Prime Minister Kyriakos Mitsotakis and main opposition SYRIZA leader Alexis Tsipras traded charges about the surveillance of  a party leader, and allegedly of ministers and even the head of the Hellenic Armed Forces, by the National Intelligence Service (EYP) during a parliamentary debate on a law that the government says makes the preconditions for surveillance stricter.

Tsipras persistently demanded at the end of his oration that Mitsotakis answer whether – as a recent press report indicated – the Chairman of the Joint Chiefs of Staff, Konstantinos Floros, and Labour Minister Kostis Hatzidakis were under surveillance.

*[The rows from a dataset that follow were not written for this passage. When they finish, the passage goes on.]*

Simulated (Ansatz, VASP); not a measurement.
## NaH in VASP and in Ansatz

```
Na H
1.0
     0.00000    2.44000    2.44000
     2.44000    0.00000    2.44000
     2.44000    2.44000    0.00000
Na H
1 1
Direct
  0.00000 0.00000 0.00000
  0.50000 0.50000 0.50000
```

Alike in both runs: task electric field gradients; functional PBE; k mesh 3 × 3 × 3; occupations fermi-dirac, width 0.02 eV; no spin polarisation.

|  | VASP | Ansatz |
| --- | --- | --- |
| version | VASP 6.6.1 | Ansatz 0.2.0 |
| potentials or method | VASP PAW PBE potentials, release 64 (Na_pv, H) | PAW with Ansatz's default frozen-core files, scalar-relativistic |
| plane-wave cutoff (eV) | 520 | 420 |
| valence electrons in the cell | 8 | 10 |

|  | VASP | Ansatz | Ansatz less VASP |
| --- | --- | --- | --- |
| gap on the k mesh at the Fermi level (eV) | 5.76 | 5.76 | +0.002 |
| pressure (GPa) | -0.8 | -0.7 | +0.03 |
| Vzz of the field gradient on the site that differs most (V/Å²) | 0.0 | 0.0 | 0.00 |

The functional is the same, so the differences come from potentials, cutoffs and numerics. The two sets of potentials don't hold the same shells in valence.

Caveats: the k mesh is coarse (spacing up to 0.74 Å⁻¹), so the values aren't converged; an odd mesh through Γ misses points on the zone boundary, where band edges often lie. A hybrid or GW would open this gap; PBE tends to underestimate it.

The PM, having repeatedly asserted that he is never informed of surveillance operations by EYP, left the chamber immediately after Tsipras’ pressured him and before other opposition party leaders spoke.

Intellexa’s permit to export Predator spyware from Greece

Tsipras and the head of centre-left PASOK’s parliamentary group focused on the government’s longstanding denials that it had anything to do with illegal Predator spyware and the fact that it was belied by a New York Times report stating that the Greek foreign ministry in November, 2021 issued two licenses for Predator to be exported by the Intellexa comoany to Madagascar and that the company also sought a license to export the spyware to Ukraine.

Foreign Ministry spokesman Alexandros Papaioannou confirmed that licenses were issued.

Mitsotakis underlined that shortly before Tsipras left office in July, 2019, his government in the amended criminal code made illegal surveillance, which was a felony, a misdemeanour.

He claimed that tens of thousands of surveillance permits were issued while SYRIZA was in power.